I am often asked by people how they can improve the speed and range of their home and office Wi-Fi connections. So, here are 11 tips.
1. Place your router (or wireless access point) near the center of your home.
Wi-Fi signals don't travel very far before they degrade; you want to be as close to your router as possible and don't want to create "dead zones."
2. Don't place your router in a closet.
Walls degrade the signal.
3. Keep your router away from other electronic devices to prevent interference.
Microwaves have historically been especially notorious for interfering with routers communicating at 2.4GHz, but many other electronic devices also have an impact. If you have a cordless phone system that operates on the same band as your router, see if disconnecting the phone system improves Wi-Fi connections; if so, you may want to either replace the phone system with one that operates at a different band or switch your Wi-Fi network to another band.
4. Place your router high up.
This helps because the radio waves transmitted from routers spread out and down. If putting the router in a high location is not possible, at least don't place it on or near the floor as doing so can cause various problems depending on the materials used to construct the floor. Also, consider that human bodies (or anything else containing water) can inhibit the transmission of radio signals, so especially in a place that is expected to be crowded, you want the router to be higher than any people in the room.
5. Keep the firmware on your router and wireless devices up to date.
Some updates improve performance, so check the router vendor's website for updates, download them, and install them. Of course, if your router is quite old, replacing it with newer technology might also yield dramatic improvements due to better throughput and better ways of dealing with signal range. Some 802.11ac routers, for example, both improve connection speed and dynamically direct more of their signal in the direction of connected devices using a process known as "beanforming." (While you would need newer 802.11ac devices to take full advantage of beanforming, in some cases routers can use beanforming to improve connections to older devices as well.)
6. Enable security.
If someone else is "borrowing" your Wi-Fi connection, that will impact performance. (Of course, there are many other reasons to enable security as well.)
7. If your router has external antennas on it, experiment with placing some antennas vertically and some horizontally.
In general, devices with antennas that are parallel to one another communicate better, so for smartphones and tablets ideally you'd want the antennas in varying alignments since the devices are going to be held in multiple positions. That said, antennas in the vertical position generally spread their signal out better horizontally (better for covering an entire story of a house), and those that are horizontal spread our better vertically (better for multistory transmissions); the mix of all these factors is why experimenting is a good idea.
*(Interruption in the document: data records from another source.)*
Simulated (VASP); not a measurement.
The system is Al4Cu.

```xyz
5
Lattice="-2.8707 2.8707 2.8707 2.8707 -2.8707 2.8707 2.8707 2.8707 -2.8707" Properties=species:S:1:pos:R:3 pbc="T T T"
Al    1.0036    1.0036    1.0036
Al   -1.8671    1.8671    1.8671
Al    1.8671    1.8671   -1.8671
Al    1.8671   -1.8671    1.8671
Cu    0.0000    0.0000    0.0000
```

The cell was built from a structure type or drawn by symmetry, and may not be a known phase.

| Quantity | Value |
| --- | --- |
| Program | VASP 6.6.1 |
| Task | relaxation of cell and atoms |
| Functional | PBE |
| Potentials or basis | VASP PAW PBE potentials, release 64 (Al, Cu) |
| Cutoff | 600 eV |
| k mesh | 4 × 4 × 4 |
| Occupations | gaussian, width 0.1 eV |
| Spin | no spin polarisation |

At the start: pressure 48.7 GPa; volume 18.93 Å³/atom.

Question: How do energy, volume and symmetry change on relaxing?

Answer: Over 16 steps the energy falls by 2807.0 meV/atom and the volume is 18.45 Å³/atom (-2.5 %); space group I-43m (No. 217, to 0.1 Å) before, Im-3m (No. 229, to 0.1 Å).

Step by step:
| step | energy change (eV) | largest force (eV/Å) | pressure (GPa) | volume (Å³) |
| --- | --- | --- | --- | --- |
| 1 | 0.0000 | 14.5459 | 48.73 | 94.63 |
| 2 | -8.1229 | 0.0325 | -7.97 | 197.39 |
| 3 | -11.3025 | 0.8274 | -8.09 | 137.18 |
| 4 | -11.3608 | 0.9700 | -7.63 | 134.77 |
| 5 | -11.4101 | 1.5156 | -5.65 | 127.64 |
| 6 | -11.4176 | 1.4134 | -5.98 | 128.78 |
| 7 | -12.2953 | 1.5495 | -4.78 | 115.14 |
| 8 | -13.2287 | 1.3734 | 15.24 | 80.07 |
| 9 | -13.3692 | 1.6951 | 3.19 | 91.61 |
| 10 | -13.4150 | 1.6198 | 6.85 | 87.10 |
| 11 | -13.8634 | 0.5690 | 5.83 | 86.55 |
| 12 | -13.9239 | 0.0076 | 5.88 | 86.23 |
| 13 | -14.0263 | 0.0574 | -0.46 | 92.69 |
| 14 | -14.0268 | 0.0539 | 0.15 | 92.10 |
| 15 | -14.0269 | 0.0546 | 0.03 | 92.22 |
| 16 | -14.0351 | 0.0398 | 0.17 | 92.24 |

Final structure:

8. Experiment with changing your Wi-Fi channel.
See if performance improves if you change the channel (which can be done quite easily in your router's settings). If other homes in your immediate neighborhood are using Wi-Fi on the same channel as you, switching to another channel may improve performance. If you live in an apartment building, this type of change can often make a big difference.
9. Use a range extender.
You probably don't even have to buy one to take advantage of this benefit; many old routers can be easily set up as wireless repeaters using their standard configuration managers.
10. Use Quality of Service (QoS) settings to prevent inappropriate bandwidth distribution.
There are settings on most modern routers that allow you to prioritize certain applications over others; configuring QoS can help ensure that someone playing video games in your home does not hog all the available bandwidth and disrupt other people's ability to work efficiently or communicate with distant relatives.
11. Reboot your router regularly.
As is the case with most computers, rebooting a router can "clean things up" and make it run more efficiently.